After looking back at some of the embarrassing language I use in my review of Irreantum 9.2/10.1 — words like “trinket” and “cul-de-sacs of meaning” — it occurs to me that I should just get all these failed metaphors of the failure of Mormon letters out of my system now so I won’t plaque you with them in the future.
So here it goes:
1. Mormon literature is like that Kafka quote about the axe and the frozen sea, except with a tub of Jello and a rubber mallet instead.
2. Mormon poetry is like the cute but slightly overweight girl (or guy) you meet at youth conference and end up hanging with the whole weekend and then make sure to dance with several times at every stake and multi-stake dance that year, but never contact or really even think about in between dances.
3. Mormon genre fiction is like a cheap knock-off of a counterfeit Louis Vuitton bag.
4. Mormon literature isn’t athletic enough to be a jock, emo enough to be a freak, funky enough to be ethnic, or well-dressed enough to be preppie.
5. Mormon creative non-fiction is like the overt overuse of alliteration in a conference talk.
6. Mormon journals are like the people at work who always bug you with “we need better lines of communication” or “well, has everyone gone over the business plan” or “we need to rewrite our mission and vision” or “we’re still looking for volunteers to be emergency building coordinators” or “want to sign up for our potluck/fun run/food drive” or “how will this lead to greater synergy in the organization.”

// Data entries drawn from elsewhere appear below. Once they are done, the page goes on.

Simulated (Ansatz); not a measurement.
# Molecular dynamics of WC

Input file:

7. Mormon short stories are like that woman at work who still thinks her first generation pink Motorola Razr is cool.
8. Mormon bloggers are like the kid in the back of your first grad school class that gives every single text and every single discussion a Marxist/Lacanian/Feminist/Jungian/Reader Response reading.
9. Mormon novels are the Trader Joe’s of the world of crafted, sourced gourmet food. Or maybe Cost Plus World Market is better because Trader Joe’s has some humor in the way it markets.
10. Mormon literature is that turquoise and coral bead necklace your aunt gave for Christmas one year that you really want to like and maybe even wear, but for some reason it just stays at the bottom of your jewelery box and gets tangled up with the Young Womanhood Recognition Medallion and the cheap charm bracelet your first boyfriend gave you.
11. Mormon film is like that one time you and your companion taught the first discussion to a couple that were clearly not married, not interested and most likely stoned.
12. Mormon criticism is that one guy in IT who is a major Linux/open source enthusiast/evangelist in an organization that uses Microsoft everything.
13. Mormon literature is klezmer without the Jewish history and Gypsy-ness, polka without the irony, speed metal without the virtuoso guitar work, twee pop without the hip pop cultural references, post-punk without the politics, modern R&B without the AutoTune.
Okay, I think I’m done. Feel free to add your own.